The publication of the latest Consumer Price Index (CPI) in the United States triggered a sharp movement in crypto derivatives, exposing an unprecedented imbalance in XRP. Ripple's asset recorded a wave of massive liquidations, revealing a lightning repositioning of traders in the face of a possible monetary shift.

In brief
- The publication of the latest American CPI index caused a sudden movement on the crypto market.
- XRP has seen a massive imbalance in the derivatives markets, with a +1,122% spread between long and short positions.
- The phenomenon reveals a rapid repositioning of traders' expectations regarding the Fed's monetary policy.
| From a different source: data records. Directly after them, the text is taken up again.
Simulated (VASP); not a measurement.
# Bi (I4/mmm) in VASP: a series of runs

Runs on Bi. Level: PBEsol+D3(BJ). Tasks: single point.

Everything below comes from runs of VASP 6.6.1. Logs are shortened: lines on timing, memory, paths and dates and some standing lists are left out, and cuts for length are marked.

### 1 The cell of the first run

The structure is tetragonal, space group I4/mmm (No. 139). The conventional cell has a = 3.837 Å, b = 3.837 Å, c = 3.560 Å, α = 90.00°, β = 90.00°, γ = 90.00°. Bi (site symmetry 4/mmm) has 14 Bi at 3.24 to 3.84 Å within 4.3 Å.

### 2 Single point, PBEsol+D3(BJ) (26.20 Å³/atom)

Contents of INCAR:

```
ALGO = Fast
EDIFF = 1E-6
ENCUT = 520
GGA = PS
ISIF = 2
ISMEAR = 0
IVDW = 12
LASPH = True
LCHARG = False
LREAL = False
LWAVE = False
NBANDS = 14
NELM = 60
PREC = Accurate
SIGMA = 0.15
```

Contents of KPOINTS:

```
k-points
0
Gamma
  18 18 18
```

- Technical resistance at $2.08 is becoming a strategic point to watch according to some analysts.
Asymmetric liquidations: a revealing anomaly
Following the publication of the latest inflation data in the United States, XRP suffered a massive imbalance on derivatives markets, while the crypto is a hit with institutional investors.
Analysis revealed a total liquidation of $76,450 in a single hour, with an overwhelming predominance of short positions. This phenomenon triggered an upward movement, fueled by what analysts describe as a short squeeze.
Indeed, this type of sudden activation of positions underlines that short sellers had to buy back their positions, mechanically propelling the price upwards.
Here is key data noted:
- The total amount of XRP liquidations: $76,450 in one hour;
- Liquidations of short positions: $70,180;
- Liquidations of long positions: $6,270;
- Liquidation imbalance: +1,122%.
This asymmetry is not just a technical anomaly. It reflects a brutal repositioning on the market, while the macroeconomic surprise has reversed overall sentiment. Anticipation of a change in course by the Fed acted as a catalyst, triggering massive liquidations on positions too exposed to a decline.
XRP, through its liquidity and market structure, found itself at the heart of this dynamic, becoming in a few minutes the reflection of a shift of expectation across the entire crypto derivative market.
XRP: a leading indicator of tensions in derivatives markets?
Beyond the scale of the imbalance observed, the event questions the very structure of the XRP market and the way in which certain assets react to macroeconomic signals.
Market behavior reveals an unusual concentration of speculative positions taking on Ripple's crypto in the short term, to the point that some analysts question the strength of the resistance level identified at $2.08.
The surge recorded at the time of the CPI's publication suggests low market depth and increased sensitivity to liquidity injected by rapid arbitrage. This technical zone could become a tipping point if the buyer flow maintains or intensifies.
The imbalance is not just a statistical anomaly. It is also revealing of the anticipations that are emerging. While the main cryptos such as bitcoin or Ethereum have also recorded liquidations, 4.72 million for BTC and 3.39 million for ETH, XRP stands out for the violence of the ratio between sellers and buyers.
This differential raises the question of the role that XRP plays in very short-term hedging or speculation strategies. By being more reactive than its counterparts, the asset shows an ability to concentrate directional bets as soon as the macroeconomic context justifies it.
XRP ETFs had already crashed before the CPI was published, signaling latent tension in the market. The macroeconomic surprise only accelerated an imbalance already in formation. This new episode shows how crypto assets, even among the most established, remain vulnerable to variations in sentiment and sudden adjustments in derivative flows.